Hi guys, I am currently following <this guide> on ...
# ask-community
k
Hi guys, I am currently following this guide on deployments using ECS and I am struggling. I am using a self-managed instance on EC2. When I first started my worker, it was fine and able to communicate with my server and all the other components. But I had to go and debug other things. Now a few days later that stuff is sorted, I can't seem to start another worker. My work queue is in "Not Ready" status, presumably because there is a problem with the worker. I get this error message:
Copy code
(prefect-2) ubuntu@ip-172-31-13-253:~/Docker/eti-data-pipeline-worflows$ prefect worker start --pool my-ecs-pool
Discovered type 'ecs' for work pool 'my-ecs-pool'.
Worker 'ECSWorker 05116438-a5b0-42d3-a699-1a23bed3ba35' started!

Failed the last 3 attempts. Please check your environment and configuration.

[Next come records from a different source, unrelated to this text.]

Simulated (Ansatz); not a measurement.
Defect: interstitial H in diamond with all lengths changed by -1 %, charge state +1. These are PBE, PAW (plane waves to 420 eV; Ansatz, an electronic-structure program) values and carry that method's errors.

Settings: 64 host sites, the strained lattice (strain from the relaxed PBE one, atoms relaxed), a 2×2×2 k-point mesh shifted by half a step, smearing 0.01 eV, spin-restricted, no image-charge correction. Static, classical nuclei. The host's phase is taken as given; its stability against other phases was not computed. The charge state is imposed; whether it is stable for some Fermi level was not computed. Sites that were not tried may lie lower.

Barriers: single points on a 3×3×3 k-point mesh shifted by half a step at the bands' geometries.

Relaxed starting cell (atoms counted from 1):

Examples of recent errors:

Traceback (most recent call last):
  File "/home/ubuntu/.conda/envs/prefect-2/lib/python3.10/site-packages/prefect/utilities/services.py", line 64, in critical_service_loop
    await workload()
  File "/home/ubuntu/.conda/envs/prefect-2/lib/python3.10/site-packages/prefect/workers/base.py", line 760, in get_and_submit_flow_runs
    runs_response = await self._get_scheduled_flow_runs()
  File "/home/ubuntu/.conda/envs/prefect-2/lib/python3.10/site-packages/prefect/workers/base.py", line 917, in _get_scheduled_flow_runs
    await self.client.get_scheduled_flow_runs_for_work_pool(
  File "/home/ubuntu/.conda/envs/prefect-2/lib/python3.10/site-packages/prefect/client/orchestration/_work_pools/client.py", line 586, in get_scheduled_flow_runs_for_work_pool
    response = await self.request(
  File "/home/ubuntu/.conda/envs/prefect-2/lib/python3.10/site-packages/prefect/client/orchestration/base.py", line 53, in request
    return await self._client.send(request)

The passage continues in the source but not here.